Born in Japan in 1948, Kiyomitsu Saito has built an artistic practice shaped by curiosity, doubt, and a persistent questioning of how humans construct meaning. From his early exhibitions in Tokyo and Osaka to his later move to New York, Saito’s path reflects a steady refusal to settle into fixed answers. His work often circles language, symbols, and social structures—not to clarify them, but to unsettle them. A key moment came in 1990, when he relocated to New York, entering an environment that encouraged risk, friction, and experimentation. While the shift expanded his visual and conceptual range, Saito never abandoned the sensibilities rooted in Japanese thought, particularly its comfort with ambiguity and impermanence. This balance between cultures runs quietly through his practice, allowing his art to sit in an in-between space where logic loosens and new ways of seeing begin.
The Work: pera pera art (foolish drawing)

pera pera art (foolish drawing), created in 2023, offers a clear view into how Kiyomitsu Saito approaches image-making and thought. Built as an installation using marker, oil stick, and acrylic on paper, the work extends into three dimensions, refusing the limits of a single surface or neat composition. At first glance, the drawings appear casual, even careless—lines overlap, forms collide, and color behaves unpredictably. Yet this looseness is intentional. Saito has described the concept simply: he was careful not to make sense.
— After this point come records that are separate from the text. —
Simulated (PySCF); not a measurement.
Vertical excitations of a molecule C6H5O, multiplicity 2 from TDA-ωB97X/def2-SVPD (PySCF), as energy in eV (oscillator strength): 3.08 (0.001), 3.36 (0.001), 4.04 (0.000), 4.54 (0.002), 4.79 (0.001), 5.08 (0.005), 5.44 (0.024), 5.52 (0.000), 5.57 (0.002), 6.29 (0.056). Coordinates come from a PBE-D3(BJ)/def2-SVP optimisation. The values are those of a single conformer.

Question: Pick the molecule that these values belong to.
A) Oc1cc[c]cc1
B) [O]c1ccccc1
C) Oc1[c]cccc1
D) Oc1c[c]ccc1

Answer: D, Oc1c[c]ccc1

That statement is not a dismissal of intention; it is the intention itself. In pera pera art, Saito leans into what he calls the “meaningfulness of meaningless.” Rather than guiding the viewer toward a conclusion, the work opens a field of uncertainty. Images do not explain themselves. Symbols resist interpretation. The installation asks the viewer to stay with confusion instead of resolving it.
The term “pera pera” in Japanese can suggest lightness, thinness, or even chatter—something that flows quickly without depth. Saito adopts this idea as a strategy. By presenting drawings that seem foolish or unfiltered, he sidesteps the pressure for seriousness that often surrounds contemporary art. This foolishness, however, is deliberate. It functions as a tool to disrupt habits of reading, labeling, and judging.
Material plays an important role here. Marker lines feel immediate and irreversible. Oil stick adds density and smudge, while acrylic introduces blocks of color that interrupt the drawing beneath. Paper, bent or arranged in space, becomes sculptural rather than passive. The installation format encourages movement; viewers encounter fragments rather than a single viewpoint. Meaning shifts depending on where one stands, what one notices, and what one ignores.
This refusal to stabilize meaning connects closely to Saito’s long-standing interest in language. Earlier works, including WORD-ROACH, explored how words behave like living organisms—multiplying, mutating, and sometimes becoming pests within social systems. In pera pera art, language dissolves further. Words, if present at all, lose authority. Images act like broken sentences, offering rhythm without grammar.
There is also a cultural tension embedded in the work. Japanese aesthetics often accept emptiness, imperfection, and transience as essential rather than flawed. At the same time, Saito’s decades in New York exposed him to environments that reward boldness, noise, and constant production. pera pera art sits between these worlds. It is neither meditative nor aggressive. Instead, it hovers in a space of playful resistance.
The idea of being “careful not to make sense” is especially relevant now, in a time when images are expected to explain themselves instantly. Saito pushes against that demand. His installation slows the act of looking, not by offering clarity, but by withholding it. Viewers may feel uncertainty, humor, irritation, or curiosity—none of which are resolved by the work itself.
Importantly, the foolishness in pera pera art is not about ignorance. It is about choosing not to perform intelligence in conventional ways. By stepping away from explanation, Saito invites a different kind of engagement—one that values presence over interpretation. The work does not ask what it means; it asks how it feels to encounter something that refuses to mean.
In this sense, pera pera art (foolish drawing) reflects a core thread in Saito’s practice: a steady questioning of how meaning is constructed, enforced, and consumed. Through simple materials and an open structure, the installation creates space for doubt. And within that doubt, something quietly generous emerges—the freedom to look without needing to understand.